Fetch a single tag from remote repository

I read all the answers, but there is not yet mentioned one syntactic sugar. If you need to fetch only one tag as a tag (to checkout later) you can write, for instance for refs/tags/2.3.18:

git fetch origin tag 2.3.18 --no-tags

This is shortcut for already mentioned:

git fetch origin refs/tags/2.3.18:refs/tags/2.3.18 --no-tags

Of course, you may not use --no-tags if you need other tags (according to the default behavior) or if you already explicitly set --no-tag in the clone command or in tagOpt config option(man git-clone).

git fetch origin tag 2.3.18

git fetch origin refs/tags/1.0.0

This fails because it doesn't write a local reference: it obtains the remote's refs/tags/1.0.0, and any tag object(s), commits, etc., required to go with it; it drops those into FETCH_HEAD (as all git fetch commands always do); and ... that's it. It never creates reference refs/tags/1.0.0 in your repository, even though it got everything it needed to do so.

To make it create such a tag if it does not yet exist:

git fetch origin refs/tags/1.0.0:refs/tags/1.0.0

The name on the right of the colon is the name your Git will use in your repository. You could turn this tag into a branch named wacky, for instance, by naming it refs/heads/wacky. (There's no reason to do this. I am describing this just for illustration.)

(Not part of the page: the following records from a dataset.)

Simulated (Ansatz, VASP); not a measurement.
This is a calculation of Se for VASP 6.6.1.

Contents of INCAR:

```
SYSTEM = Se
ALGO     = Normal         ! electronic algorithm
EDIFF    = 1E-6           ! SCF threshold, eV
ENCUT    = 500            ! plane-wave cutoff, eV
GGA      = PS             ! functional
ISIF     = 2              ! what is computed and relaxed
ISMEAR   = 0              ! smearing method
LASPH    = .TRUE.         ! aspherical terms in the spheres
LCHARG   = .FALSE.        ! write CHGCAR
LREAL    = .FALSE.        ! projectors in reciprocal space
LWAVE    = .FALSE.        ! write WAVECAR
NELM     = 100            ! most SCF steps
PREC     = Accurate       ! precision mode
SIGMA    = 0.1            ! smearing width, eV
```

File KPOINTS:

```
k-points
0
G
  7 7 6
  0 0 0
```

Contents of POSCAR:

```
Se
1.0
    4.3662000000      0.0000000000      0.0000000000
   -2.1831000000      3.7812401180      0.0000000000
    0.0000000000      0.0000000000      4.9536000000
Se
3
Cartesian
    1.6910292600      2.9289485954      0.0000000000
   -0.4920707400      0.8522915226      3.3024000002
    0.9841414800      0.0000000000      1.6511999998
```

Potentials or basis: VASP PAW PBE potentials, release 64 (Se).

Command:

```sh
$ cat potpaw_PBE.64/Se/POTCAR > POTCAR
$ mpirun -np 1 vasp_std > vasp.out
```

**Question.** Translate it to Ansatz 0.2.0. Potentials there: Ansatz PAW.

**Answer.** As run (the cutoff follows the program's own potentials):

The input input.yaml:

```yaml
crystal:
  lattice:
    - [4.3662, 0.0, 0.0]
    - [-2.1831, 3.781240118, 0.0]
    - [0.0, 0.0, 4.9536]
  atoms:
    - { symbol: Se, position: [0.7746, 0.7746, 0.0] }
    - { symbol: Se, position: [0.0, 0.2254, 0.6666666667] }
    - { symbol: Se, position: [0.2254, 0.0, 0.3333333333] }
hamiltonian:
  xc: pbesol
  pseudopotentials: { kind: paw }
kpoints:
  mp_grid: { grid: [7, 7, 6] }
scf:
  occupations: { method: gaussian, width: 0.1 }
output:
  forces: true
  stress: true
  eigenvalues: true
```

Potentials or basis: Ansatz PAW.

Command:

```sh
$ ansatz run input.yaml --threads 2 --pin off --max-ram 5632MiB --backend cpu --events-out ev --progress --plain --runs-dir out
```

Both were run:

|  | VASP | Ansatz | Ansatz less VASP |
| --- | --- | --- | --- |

This is a non-forced fetch, so if you already have a refs/tags/1.0.0, your Git will refuse to update your reference. If you wish to overwrite any existing 1.0.0 tag, use:

git fetch origin +refs/tags/1.0.0:refs/tags/1.0.0

If you wish to fetch all tags, with or without overwriting:

git fetch origin 'refs/tags/*:refs/tags/*'

with or without a leading plus sign. (Note: the quote marks are just to protect the * from your shell. The plus sign may go inside or outside the quotes. In fact, the quotes themselves can go anywhere as long as they surround all asterisks or other shell meta-characters:

refs/tags/'*:refs/tags/*'

or you can use backslashes instead:

refs/tags/\*:refs/tags/\*

In all cases we are just protecting the sensitive asterisk from the shell's "asterisks are tasty, let's eat them" functions.)